6) Develop technology which safely allows 80,000 people to ride one bus with little or no difference in compfort and maintanance costs.
- Now each passenger pays the expected modest fee and the bus company has enough income to operate a very secure business.
Developing such technology is more challenging that the simplistic ideas of 'buy more buses', or 'charge more per ticket.' That seems to be the task that Blockstream is undertaking with their 'elements' suite of innovations.
sidechains could aggregate the activity of thousands of sidechain transactions to a single on-chain transaction. Even a tiny transaction fee at the user level passed up to the Bitcoin backing layer would support very robust infrastructure.
I would add that merchants of a certain size will provide pretty decent savings to customers who will participate in their company 'rewards program' or use company gift cards. If the merchant had their own branded currency system it must be worth at least as much to them as a silly little rewards card. This could bring a tsunami of value into what I've always called a 'subordinate chains' cypto-currency ecosystem. Sidechains would be an example but the word was not coined when I started promoting that scaling mechanism.
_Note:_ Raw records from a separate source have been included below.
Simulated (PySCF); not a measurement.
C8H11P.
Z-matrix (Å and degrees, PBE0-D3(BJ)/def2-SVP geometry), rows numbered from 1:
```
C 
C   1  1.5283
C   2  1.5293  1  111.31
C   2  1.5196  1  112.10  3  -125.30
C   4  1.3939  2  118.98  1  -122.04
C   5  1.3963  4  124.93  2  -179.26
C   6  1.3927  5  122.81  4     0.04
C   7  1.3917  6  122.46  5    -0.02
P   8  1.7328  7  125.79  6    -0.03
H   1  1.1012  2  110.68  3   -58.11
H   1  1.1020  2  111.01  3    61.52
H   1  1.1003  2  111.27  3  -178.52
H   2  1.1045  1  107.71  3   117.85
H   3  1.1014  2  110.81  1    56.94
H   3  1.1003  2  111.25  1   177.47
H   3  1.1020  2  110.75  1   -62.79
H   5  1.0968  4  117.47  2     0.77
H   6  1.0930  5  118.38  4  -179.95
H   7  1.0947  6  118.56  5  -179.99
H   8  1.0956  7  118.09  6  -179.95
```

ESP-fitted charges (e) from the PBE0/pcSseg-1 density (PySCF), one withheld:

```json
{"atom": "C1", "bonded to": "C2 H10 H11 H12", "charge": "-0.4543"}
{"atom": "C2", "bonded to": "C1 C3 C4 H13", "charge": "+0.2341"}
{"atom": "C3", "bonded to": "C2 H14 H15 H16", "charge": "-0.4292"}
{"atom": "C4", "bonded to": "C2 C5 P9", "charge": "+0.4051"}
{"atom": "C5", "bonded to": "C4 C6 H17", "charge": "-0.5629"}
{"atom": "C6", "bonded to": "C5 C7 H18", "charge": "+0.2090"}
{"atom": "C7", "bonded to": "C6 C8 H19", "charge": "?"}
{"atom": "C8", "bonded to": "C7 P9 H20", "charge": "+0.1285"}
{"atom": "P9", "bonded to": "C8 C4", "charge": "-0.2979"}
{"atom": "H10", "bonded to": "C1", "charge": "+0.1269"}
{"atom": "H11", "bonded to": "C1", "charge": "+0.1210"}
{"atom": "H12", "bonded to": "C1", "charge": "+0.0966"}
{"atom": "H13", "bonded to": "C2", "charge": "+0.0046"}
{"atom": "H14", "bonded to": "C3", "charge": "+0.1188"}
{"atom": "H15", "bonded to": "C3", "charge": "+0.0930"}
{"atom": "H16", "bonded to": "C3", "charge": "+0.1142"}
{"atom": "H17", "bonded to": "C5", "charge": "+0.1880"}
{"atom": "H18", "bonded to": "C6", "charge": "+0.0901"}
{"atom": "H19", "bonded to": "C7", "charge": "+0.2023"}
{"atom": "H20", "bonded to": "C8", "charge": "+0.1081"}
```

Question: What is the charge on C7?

Seems to me that what Blockstream is shooting for is to be recognized as a trusted authority both technically and ethically in a world where sidechains are a major economic player. If a 'branded currency' is a useful thing to large corporations, they (unlike a gaggle of plebs) have the muscle to induce governments to lighten up and allow them to at least exist.
I would never expect the financial services industry proper to be very supportive of real sidechains operating under a 'free' backing store since they are doing very well under the current fully controlled systems. I could see this sector promoting something like XT which gives them the hope of monopolizing the take from a centralized and controlled solution just as they do with most fiat systems today.
Except that what you are doing is effectively "dressing" up the bus company to be contracted out to a 3rd party operator. That operator runs the buses, invests in new buses that are entirely his. collects the fares and manages the majority of the business. Then you tell your shareholders that they never owned the buses in the first place - only the bus stops. But you originally thought there was a limited number of stops, you now find that their are 100,000,000 bus stops where previously you had one. Your bus stop is virtually valueless. The buses go by full.
80,000 to a bus??? Thats exactly why you shouldn't be in charge.